Above: Zamburinas for sale in Mercado de Abastos
During temperate seasons, approximately 280,000 pilgrims strike out on one of the Portuguese routes to Santiago de Campostela, passing through Pontevedra on their way. Pilgrims from around the world walk Camino de Santiago, collecting shell stamps as proof of stops and actual scallop shells as souvenirs. Long ago, it is said these shells served as scoops for food offered at the door of inns along the way.
Myths surround this symbol of Saint James, from his saintly remains being borne ashore at Campostela atop shells to miraculous legends of loved ones who drowned emerging alive from the sea covered in scallop shells. The ridges of the shell symbolize diverse pilgrimage routes, all converging upon Santiago de Compostela.
Whatever the religious symbolism, the zamburinas of the region are famed for their distinctive texture and flavor. Like eggshells for cascarones at Fiesta San Antonio, someone has to empty those shells for the pilgrims. So, we try to do our part by pursuing those delectable Galician zamburinas wherever we can, which translates to every couple of years. (Read about their red “commas” in an earlier postcard sent from Zaragoza in 2022.)
For all of those walkers in Pontevedra arriving tired and hungry yet spiritually recharged, we’ll take a detour before scallops because my alphabetical listing of restaurants dictates it.
We are partial to Moroccan food, and DuKela ranks highly among our recent forays in that direction. Falafel arrived piping hot, but not dry, with an assortment of condiments, including tomato confit. Dusted with the traditional powdered sugar, savory and sweet flavors were well-balanced in DuKela’s chicken pastel. The vegetable tagine included more than the expected standards. In addition to caramelized onions, there were beans, mushrooms and regional black olives.



Above: DuKela
Gumer taps into fresh Galician ingredients, but the uninhibited kitchen is not hamstrung by traditional preparations. The vibe is contemporary. Sea greens accented a substantial platter of bonito tartare. I would have been willing to devour several orders of fresh red tuna nigiri atop fried beds of rice. An unusual combination of tomatoes, passion fruit and sliced anchovies made a refreshing salad. Chocolate cake was offered in a totally deconstructed state.




Above: Gumer
The traditional dishes featured at La Casa de las Cinco Puertas are popular with locals, a bit older set than those drawn to Gumer. This trip, we discovered how well the regional Albarino white wines mate with seafood dishes. Croquetas and cigar-shaped fried shrimp were generous and tasty. Tender grilled octopus surrounded smoothly whipped potatoes. Zucchini “canelones” filled with vegetables and shrimp sounded promising but were overwhelmed by sauces.

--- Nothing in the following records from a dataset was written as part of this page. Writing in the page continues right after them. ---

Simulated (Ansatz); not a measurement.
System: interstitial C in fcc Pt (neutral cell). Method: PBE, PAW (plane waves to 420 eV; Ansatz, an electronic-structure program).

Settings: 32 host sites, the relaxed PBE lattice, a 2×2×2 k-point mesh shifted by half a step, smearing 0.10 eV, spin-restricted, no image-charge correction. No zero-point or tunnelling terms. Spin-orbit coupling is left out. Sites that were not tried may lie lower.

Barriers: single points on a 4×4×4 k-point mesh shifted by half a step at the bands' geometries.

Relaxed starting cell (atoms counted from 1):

Above: La Casa de las Cinco Puertas
The pleasant patio of Taberna de Felix has been welcoming pilgrims for more than four decades with cold beer and wine. It’s a comfortable spot for pilgrims from everywhere to meet and exchange tales from the trails in a United Nations of languages.
A generous portion of tuna topped a mixed salad, but, alas, the croquetas were burnt and dry. Several zamburinas suffered the same fate, rendering them tough and dry. We didn’t care for almejas a la marinera, but that might be the fault of Galician sailors credited with developing the traditional method for cooking clams. The tavern’s preparation of garlic, onion, tomato, paprika and white wine or sherry was thick and heavy, overwhelming any flavor of the shellfish.
Even though we had arrived by bus just as the kitchen was on the cusp of closing, the waitstaff agreed to serve us. For that we were extremely grateful, and it possibly accounts for the state of the dishes delivered to our table. Definitely, it’s a recommended spot for pilgrim-watching, eavesdropping and hearing groans about painful reasons I do not walk the trail.




Above: Taberna de Felix
A typical example of small-world-dom occurred one afternoon. A young woman at a nearby table recognized our accents (Did I pick up an accent in San Antonio?) as similar to home. Introducing herself, Angela only recently had relocated with her husband, a native of Pontevedra. Right before moving, they enjoyed a dinner with Mimi and David, former neighbors of ours in River Road.

Even for those not hiking to their destinations, connections amongst fellow andariegos and peregrinos occur along the camino.